According to his family, 16-year-old Jose Antonio Elena Rodriguez was walking home from a basketball game on a main street in Nogales, Mexico on a summer night in 2012 when he was shot and killed. The shooter was a U.S. Border Patrol Agent, who was across the border in Nogales, Arizona when he fired 10 rounds -- at least eight of which struck Jose Antonio, primarily in his back -- through the border fence.
The ACLU filed a lawsuit on behalf of Jose Antonio's mother, Araceli Rodriguez, in 2014, but it wasn't until Wednesday (Sept. 23) that federal authorities officially charged the agent, Lonnie Swartz, with second-degree murder – the first time such a charge has ever been leveled in a cross-border shooting.
"The number of abuses [by Border Patrol Agents] over the past years, including fatal shootings, is startling," Lee Gelernt, Deputy Director of the ACLU's Immigrants' Rights Project Gelernt, told MTV News. "These abuses cannot go unchecked. The Border Patrol can't continue to act with impunity."
Justice for Jose Antonio
Swartz and his lawyers allege that he shot Jose Antonio because he was among a group of "rock-throwers" who were threatening his life. The Los Angeles Times reports that “Border Patrol agents generally are allowed to use lethal force against rock-throwers because rocks can be potentially deadly. Rock-throwers have attacked agents more than 1,700 times since 2010, according to the agency."

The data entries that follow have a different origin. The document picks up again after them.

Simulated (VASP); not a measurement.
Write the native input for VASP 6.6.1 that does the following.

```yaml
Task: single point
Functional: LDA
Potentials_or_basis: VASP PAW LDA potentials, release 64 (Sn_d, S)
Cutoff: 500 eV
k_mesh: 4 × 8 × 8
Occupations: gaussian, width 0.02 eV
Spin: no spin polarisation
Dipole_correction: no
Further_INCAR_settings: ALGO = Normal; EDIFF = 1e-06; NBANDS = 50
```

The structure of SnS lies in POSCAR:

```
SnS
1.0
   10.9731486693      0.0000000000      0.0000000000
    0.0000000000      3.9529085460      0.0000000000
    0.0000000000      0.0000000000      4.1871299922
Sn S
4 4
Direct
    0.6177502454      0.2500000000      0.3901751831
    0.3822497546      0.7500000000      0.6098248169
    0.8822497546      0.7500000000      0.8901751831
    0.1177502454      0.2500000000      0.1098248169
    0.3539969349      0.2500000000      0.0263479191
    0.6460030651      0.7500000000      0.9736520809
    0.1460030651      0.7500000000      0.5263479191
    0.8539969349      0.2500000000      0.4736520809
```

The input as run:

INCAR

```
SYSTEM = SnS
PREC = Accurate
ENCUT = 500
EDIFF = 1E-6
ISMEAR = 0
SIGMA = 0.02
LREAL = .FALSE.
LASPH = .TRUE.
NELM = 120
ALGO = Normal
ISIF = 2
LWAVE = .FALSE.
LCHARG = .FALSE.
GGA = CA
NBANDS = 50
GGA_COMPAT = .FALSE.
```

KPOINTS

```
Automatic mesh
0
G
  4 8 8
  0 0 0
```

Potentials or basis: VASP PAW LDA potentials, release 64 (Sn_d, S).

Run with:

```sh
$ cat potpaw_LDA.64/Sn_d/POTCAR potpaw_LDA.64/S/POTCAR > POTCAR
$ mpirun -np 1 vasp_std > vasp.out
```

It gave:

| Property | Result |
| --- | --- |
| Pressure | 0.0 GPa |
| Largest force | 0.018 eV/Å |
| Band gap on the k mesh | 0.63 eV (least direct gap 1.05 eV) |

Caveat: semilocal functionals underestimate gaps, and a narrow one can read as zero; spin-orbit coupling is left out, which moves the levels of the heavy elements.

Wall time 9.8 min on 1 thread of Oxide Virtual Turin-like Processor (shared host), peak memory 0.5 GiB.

But the ACLU alleges that neither Jose Antonio, nor anyone near him, was throwing rocks.
"We deny that Jose Antonio or anyone near him was throwing rocks," Gelernt said, "and we also now think the Justice Department has concluded likewise, given that they’ve brought second degree murder charges."
He also noted that, in the place where Jose Antonio was shot, "it would be almost impossible for Jose Antonio, even if he had been throwing rocks, to do any harm to the agent. ... So we do not believe that any agent was in danger of serious bodily harm even if there were rocks being thrown. And that's if."
Other Abuses By U.S. Border Patrol Agents
Since 2005, "on-duty Border Patrol agents and Customs and Border Protection (CBP) officers have killed at least 42 people, and in 2011-2012 alone, Border Patrol agents caused at least 15 deaths, 13 of which resulted from shootings," the ACLU notes on its website.
AZ Central reports that "in none of the 42 deaths is any agent or officer publicly known to have faced consequences — not from the Border Patrol, not from Customs and Border Protection or Homeland Security, not from the Department of Justice, and not, ultimately, from criminal or civil courts."
Even more striking is that "at least three times, agents shot unarmed teenagers in the back."
"We brought this lawsuit with other lawyers for three reasons," Gelernt said. "The first is obviously to achieve justice for this young man who was unjustifiably killed by a border patrol agent. The second reason is that we have seen systemic use of force by border patrol agents for many years, and this suit is an attempt to stop this type of abuse. The third reason is to make sure that our constitution applies across the border in cases like this."
When asked whether Jose Antonio's family could bring any charges against the agent in Mexico, Gelernt said, "The problem is that in order to enforce any judgement, they would have to have the agent extradited to Mexico. And we have seen no reason to believe from past incidents that the United States government will extradite the agent. That’s why its critical that the U.S. take action in a case like this."
Wait... What About The Constitution?
"[Swartz] and the U.S. Government have taken the position that even though the border agent was standing on the U.S. side, Jose Anotonio has no constitutional rights because he was a Mexican citizen," Gelernt explained. "We believe there should not be a constitutional-free zone along the border."
So far, it seems that a "constitutional-free zone" is exactly what exists. In a similar case from 2010, a U.S. Border Patrol Agent shot and killed 15-year-old Sergio Adrian Hernandez Guereca in Mexico across the border from Texas; a federal appeals court recently ruled that the victim's family had no constitutional rights because he wasn't a U.S. citizen.
"We have the Border Patrol saying that someone like Jose Antonio has no constitutional rights just because they were across the border," Gelernt told MTV News, "while the agents are standing on U.S. soil, with a U.S. gun shooting U.S. bullets.”
"Jose Antonio was just walking along a main thoroughfare of his town, so it's really remarkable for the agent and the U.S. government to take the position that the agent can shoot him across the border but then he has no rights to bring a lawsuit."
Gelernt said the ACLU is hopeful that the criminal indictment means that Jose Antonio's case will be different, and will mark the beginning of a change in the way the system deals with cases like his.